Beach widths range between 22 and 75 m, with the inner beach associated with low sand dunes (average height of 2 m) as well as extensive human development. Beach face gradients vary, with the steeper slopes (5°–8°) found at the east. At the eastern sector of the beach, the subaerial section consists of sands/gravely sands, whereas the seabed between the shoreline and the reef consists of poor/moderately sorted, gravely sands and sandy gravels (d50s between 1.8 and 2.7 mm). The coarsest sediments (d50 of about 2.7 mm) are found offshore of the Xiropotamos River mouth, while the area offshore of the reef consists of mostly sands (Alexandrakis et al. 2006). Seabed sediment thickness varies, with the sediment wedge thinning offshore towards the outcropping beachrock. Two distinct beachrock layers have been identified (Alexandrakis et al. 2013): an upper layer, about 0.3 thick, consisting of cemented coarse-grained beach material and showing erosional features consistent with beach face beachrocks (potholes, grooves and runnels); and a thicker, lower layer consisting of finer-grained sands exhibiting cross-bedding.
Ammoudara is a microtidal beach with a tidal range not exceeding 0.1 m (HNHS 2005). It is exposed to winds (and waves) from the northern sector, i.e. from the NW (28.7 % frequency of occurrence), the N (16.9 % frequency of occurrence) and NE (4.0 % frequency of occurrence) (Alexandrakis et al. 2013). Offshore significant wave heights (Hs) and periods (Tp) under energetic conditions from the NW have been estimated as 1.8 m and 7.2 s, respectively; both the northerly and (particularly) the north-easterly waves are less energetic (Alexandrakis et al. 2013).

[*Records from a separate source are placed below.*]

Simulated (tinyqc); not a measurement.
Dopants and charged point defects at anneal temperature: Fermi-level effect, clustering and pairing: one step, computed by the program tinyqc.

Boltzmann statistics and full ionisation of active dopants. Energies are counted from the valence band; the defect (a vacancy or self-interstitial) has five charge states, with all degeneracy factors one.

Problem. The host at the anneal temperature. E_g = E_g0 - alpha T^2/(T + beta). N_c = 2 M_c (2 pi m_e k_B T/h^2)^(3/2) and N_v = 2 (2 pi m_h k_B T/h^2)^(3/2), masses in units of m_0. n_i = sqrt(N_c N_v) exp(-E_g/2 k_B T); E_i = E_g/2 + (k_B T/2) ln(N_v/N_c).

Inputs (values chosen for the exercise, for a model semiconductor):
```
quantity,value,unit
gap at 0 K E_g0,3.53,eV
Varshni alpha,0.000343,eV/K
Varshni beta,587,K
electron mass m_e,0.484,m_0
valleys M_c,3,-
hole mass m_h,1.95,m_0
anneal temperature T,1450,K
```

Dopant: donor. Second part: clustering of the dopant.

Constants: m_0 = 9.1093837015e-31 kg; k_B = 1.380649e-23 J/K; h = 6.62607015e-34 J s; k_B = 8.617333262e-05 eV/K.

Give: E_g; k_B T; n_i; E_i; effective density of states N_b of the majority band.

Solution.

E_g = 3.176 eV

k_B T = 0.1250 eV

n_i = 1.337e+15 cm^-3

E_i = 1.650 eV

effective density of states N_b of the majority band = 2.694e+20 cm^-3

Historical aerial photographs and repeated topographic levelling have shown that Ammoudara Beach has experienced significant shoreline retreat/beach loss since 1960; shoreline position has retreated by 10–60 m, with the longer retreats (>1 m/year the last 55 years) found at the east (Alexandrakis et al. 2013). It appears that the now submerged reef was originally part of the beach face and was left offshore following the erosion of fronting/overlying unconsolidated sediments and shoreline retreat. The extensive beach erosion could be partly due to the presence of the beachrock itself, which can cause sediment loss at the beach face by constraining beach profile adjustment, influencing swash infiltration and impeding onshore sediment movement at the recovery phase of the beach through the development of a ‘scour step’ at its offshore margin (Vousdoukas et al. 2007, 2009a, 2012). This erosion process had been certainly aggravated by beach sediment abstraction that took place in the 1950s and 1960s, the river management scheme that trained Giofyros River outflow (see Fig. 1) starving the eastern part of the beach and extensive coastal development that consumed most of the dune fields shown on a 1960 aerial photograph (Rentzepopoulou 2014). It has been suggested that, in recent years, erosion at the eastern sector of the beach has slowed down to about 0.7 m/year due to decreasing coastal development and to the protective influence of the now offshore beachrock reef (Alexandrakis et al. 2013).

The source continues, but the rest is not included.